But the temple was a very peaceful place, in a lovely location on top of a hill – apparently an auspicious place in Fung Shui practice, which is why the temple was located there.

Puh Jih Shi Buddhist Temple

Before we were taken to the airport to catch our flight back to Kota Kinabalu, we had a buffet lunch at a rather nice Sandakan hotel. The lovely swimming pool there was very tempting. Sadly it was only open to residents of the hotel.

Saturday, 26 June
Today we visited the Kota Kinabalu wildlife park. We negotiated with a taxi driver, who took us there, waited the three hours we spent there at the car park, and brought us back again. We thought the rate we got this for was very reasonable, and the driver was happy to have a guaranteed day’s takings. I can’t see a London taxi driver hanging about for hours waiting for his fare to want a ride back.


The wildlife park is well worth a visit, with a variety of animals including orang-utans, Borneo tigers, bears, elephants (much smaller than African elephants), and a walk-in aviary. Borneo’s famous probiscus monkeys are strange looking things, with their enormous noses.

probiscus monkey

Looking at the deadly snakes, crocodies and other lethal creatures in the reptile house made me thankful I live in the UK. At least we don’t have wildlife roaming free in our forests that can kill a person with a single bite.

Sunday, 27 June
Dive trip today. Well, the boys went diving. My friend and I went along for the snorkelling. We were taken – on a very small boat – to an island about ten minutes away from the mainland. It seems all the dive trips leave from this island; it was rather busy. I did venture into the water with my snorkel, but to be honest I prefered to swim. The water was a bit too silty to see much. It was, however, gloriously warm, and hanging out by the beach was a very pleasant way to spend a day. We were given lunch on the island, but by the afternoon the clouds had started to roll in. This seems to be a fairly consistent weather pattern for Borneo – clear and sunny in the morning; cloudy and wet in the afternoon. In the end it seemed we timed it rather well. It started to rain just as we got back to the mainland.

Monday, 28 June
We went to Poring Springs and Mount Kinabalu Park today, which involved being collected from the hotel at 8am, and being taken on a two and a half hour drive. Also on the tour with us were an older Australian couple, who are staying in the same hotel.

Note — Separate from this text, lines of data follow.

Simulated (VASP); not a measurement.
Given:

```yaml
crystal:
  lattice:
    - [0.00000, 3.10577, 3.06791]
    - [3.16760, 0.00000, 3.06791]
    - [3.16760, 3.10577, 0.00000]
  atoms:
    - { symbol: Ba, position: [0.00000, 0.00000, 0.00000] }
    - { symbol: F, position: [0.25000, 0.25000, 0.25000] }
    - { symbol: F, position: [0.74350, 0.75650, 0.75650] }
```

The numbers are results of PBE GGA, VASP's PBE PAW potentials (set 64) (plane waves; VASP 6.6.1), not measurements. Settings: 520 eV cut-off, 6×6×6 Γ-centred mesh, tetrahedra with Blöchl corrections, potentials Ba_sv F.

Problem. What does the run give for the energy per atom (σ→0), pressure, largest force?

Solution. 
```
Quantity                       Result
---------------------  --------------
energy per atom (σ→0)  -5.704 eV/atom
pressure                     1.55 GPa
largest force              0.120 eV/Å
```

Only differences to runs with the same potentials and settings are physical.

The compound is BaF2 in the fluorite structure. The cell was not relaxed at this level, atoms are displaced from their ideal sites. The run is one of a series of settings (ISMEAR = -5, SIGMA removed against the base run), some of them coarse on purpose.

'Indiana Jones' rope bridge - 30m from the ground

Poring Springs (apparently ‘poring’ is Malaysian for ‘bamboo’) is a conservation area, and involved a lot of trekking through jungle, which is hard work in the heat. At one point we had to cross a swinging ‘Indiana Jones’ style bridge, which was made entirely of rope, with only a plank of wood providing a base to stand on. The bridge was 30m above ground level. I don’t have a problem with heights, particularly, but I do have a problem with standing on precarious surfaces. We made it safely across this bridge, but I have no desire to repeat the experience.

As well as the hot springs which Poring Springs is famous for, there is a very picturesque waterfall, which you can take a dip in if you so desire. We were actually warned off doing this by the tour guide when we booked the trip, at the travel bureau in the Borneo 1 shopping mall – apparently the water is not exactly clean.

Mount Kinabalu

We had a Chinese buffet lunch at a local hotel, and then were taken to Mount Kinabalu Park. No, I was not energetic enough to climb the mountain. The park is at the base of it. There was a jungle trek involved, but to be honest I chickened out of it. I decided to stay at the very comfortable visitor’s centre, with the Australian lady, and have a cup of tea while the guys did the nature trek. I have no stamina, and I’d already done one nature trek at Poring Springs that did me in.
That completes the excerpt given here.